Can WASD Adapt to The
Load?
Universidad
de Málaga (University of Malaga, UMA) is a center for higher education
covering 4 campuses, 19 faculties, 65 undergraduate courses and postgraduate
programs, with some 3800 staff and 40,000 students, located on the Costa del
Sol in southern Spain. Many thanks to UMA Administration (again) for
permission to publish this data.
The UMA
front-end
system is an ES40 with four EV68A, 833MHz CPUs, 4GB memory, running
OpenVMS 7.3-2 and TCP/IP Services 5.4.
Although a user of WASD
since 2003 (and other Web technologies on VMS previously), 2006 was the first
time a fully Web-based student registration system had been implemented -
see Can WASD Handle The Load?
At the commencement of the 2007-2008 academic year student registration
and associated staff activities again were to be performed using the
platform. It included WASD v9.2.1, PHP Version 4.3.10 (via the
CSWS PHP v1.3 engine) along with a number of in-house front- and back-end
applications distributed across other VMS and Linux-based systems.
UMA staff had further developed and thoroughly tested the registration
application suite for functionality and behaviour under load. Any
observed issues had been analysed and addressed. Result; high levels of
confidence!
Pre-Registration Week
Registration for
a subset of the student body during the week before general
registration performed as expected - uneventfully.
Week One
Day one of general registration
began to experience Web service and system performance issues.
Delays and timeouts during request processing. Processes
swapped-out. Lots of page faulting. System 'clogged'.
Cursory analysis using MONITOR SYSTEM shows CPU fully
utilised, limited free list and high page faulting.
This is reflected in the Web service activity report for day one.
The dark blue line towards the bottom of the above graph (peak network
connections per second) and the white line below it (peak
requests-in-progress
per second) show significant variability and enormous peaks and
plateaus as
system processing repeatedly grinds to a halt. The peaks of 1,402
connections and 600 requests-in-progress represent server configuration
limits at which HTTP 503 status is immediately returned. The
server was restarted
during problem investigation.
Analysis during the initial period of that first day using WASD
Statistics and WATCH, Availability Manager, T4, and the netstat
utilitiy,
revealed a Web-based application suite, unrelated to registration
processing
per se but of particular interest to students beginning the new year,
was significantly resource-intensive (memory and CPU). Under more
everyday usage this was not an
issue but the large number of instances of this application combined
with the load presented by the registration suite itself
resulted in resource starvation of all processing on the system.

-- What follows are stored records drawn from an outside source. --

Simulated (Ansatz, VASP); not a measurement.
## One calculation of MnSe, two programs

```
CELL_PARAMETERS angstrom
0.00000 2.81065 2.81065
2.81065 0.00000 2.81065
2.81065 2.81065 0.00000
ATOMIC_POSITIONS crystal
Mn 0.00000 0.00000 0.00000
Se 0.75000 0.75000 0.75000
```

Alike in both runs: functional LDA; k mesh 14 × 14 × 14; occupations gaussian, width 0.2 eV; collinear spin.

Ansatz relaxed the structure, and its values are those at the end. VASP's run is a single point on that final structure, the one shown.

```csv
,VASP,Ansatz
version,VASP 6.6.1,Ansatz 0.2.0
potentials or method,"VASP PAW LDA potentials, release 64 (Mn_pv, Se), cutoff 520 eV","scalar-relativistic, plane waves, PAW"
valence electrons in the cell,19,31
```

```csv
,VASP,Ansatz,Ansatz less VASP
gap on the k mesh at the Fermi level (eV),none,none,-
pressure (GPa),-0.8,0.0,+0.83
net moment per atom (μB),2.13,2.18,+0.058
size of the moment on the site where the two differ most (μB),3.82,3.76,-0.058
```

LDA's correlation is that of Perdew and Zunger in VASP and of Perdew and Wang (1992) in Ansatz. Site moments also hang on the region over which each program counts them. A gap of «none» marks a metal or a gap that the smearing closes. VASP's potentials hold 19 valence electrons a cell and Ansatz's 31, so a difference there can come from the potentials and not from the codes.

With the primary contributing factor identified and understood a
solution could be explored. Unable immediately to increase
physical memory or CPU capacity the obvious solution for controlling
the situation was to reduce the number of instances of the identified
application. This would prevent the resource starvation, in
particular virtual memory demands and the associated page faulting,
allowing the more important registration applications to conclude
successfully in a timely manner. This readily could be
accomplished using the WASD throttle (request queuing) facility.
Already
in
general use to limit concurrent PHP applications to numbers supported
by available CPU resources (rule **.php*) it
was a matter of introducing an additional throttle
rule specifically against the problematic application to severely limit
its numbers (rule /ordenac/**.php*).
A configuration file edit and a rule reload introduced the new
control.
Very soon the efficacy of the new rule was obvious. Request
processing improved in latency, request timeouts dropped and system
paging reduced dramatically.
A solution without a system redesign
or even a required Web server restart!
Day two conclusively demonstrated
the
additional throttle rule to be an effective solution. The
enlarged sections in this graphic displaying days one and
two show comparable periods during peak processing. Note the
much greater stability in peak connections and
requests-in-progress on day two.
Similar stability can be seen beginning in the day one graph following
the introduction of the trial rule (circled). Day two throughput
was
also approximately 20% greater, understandable considering the much
less
inefficient use of system resources. Compared to
day one there were effectively zero processing issues. Further
observation allowed the new and very severe throttle rule to be
relaxed somewhat, increasing the numbers of the problematic application
until an effective ratio of that and the registration application suite
produced a fully utilised but not over-extended system. Again,
changes without needing to interrupt registration processing with
server restarts or the like.
The
longer term solution will be a now-programmed quadrupling of
physical memory to 16GB, addressing the most significant problematic
system behaviour identified during this period, the excessive page
faulting.
The full five days of
the first week of general registration shows some 14.7 million
requests
processed and 101GB transfered. Some 26GB of this included
gzip-compressed HTTP/1.1 responses to 60GB of original content
(compression to 46%) indicating
a total 133GB of request data actually processed. The extreme
peak requests-in-progress and network connections during day one
distort the Y-axis of this particular graphic.
Week Two
The second week of general registration proceded without significant
issue.
The five
weekdays of this second week show some 13.8 million requests
processed and 103GB transferred. The Y-axis scaling of this
graphic is entirely different to week 1, showing greater detail and
dynamic range. The peak number of concurrent connections was 579
and peak concurrent requests-in-progress 183, with the maximum
processed in any one minute 6,633 or a little more than 110 per second.
In total the ten weekdays of
registration processed some 28.5 million requests and
transferred 204GB of network traffic. Approximately 50GB of this
represented 117GB of gzip-compressed HTTP/1.1 response (compression to
46%) indicating a total of 271GB response data handled over the ten
days.
The period described in this document is slightly different to that of
2006 - Can
WASD Handle The Load? For a comparable fourteen days,
spanning two weekends and beginning the first Monday of general
registration, a total of 33.7 million requests and 267GB were processed,
slightly up on 2006. Statistics related to gzip-compression were
not noted in 2006.
Congratulations
... to University of Malaga
IT staff after yet another very successful year of
Web-based registration
and for being
able to
troubleshoot effectively under significant pressure!
Conclusion
Can WASD adapt to your load? Almost certainly!
Mark Daniel
04-OCT-2007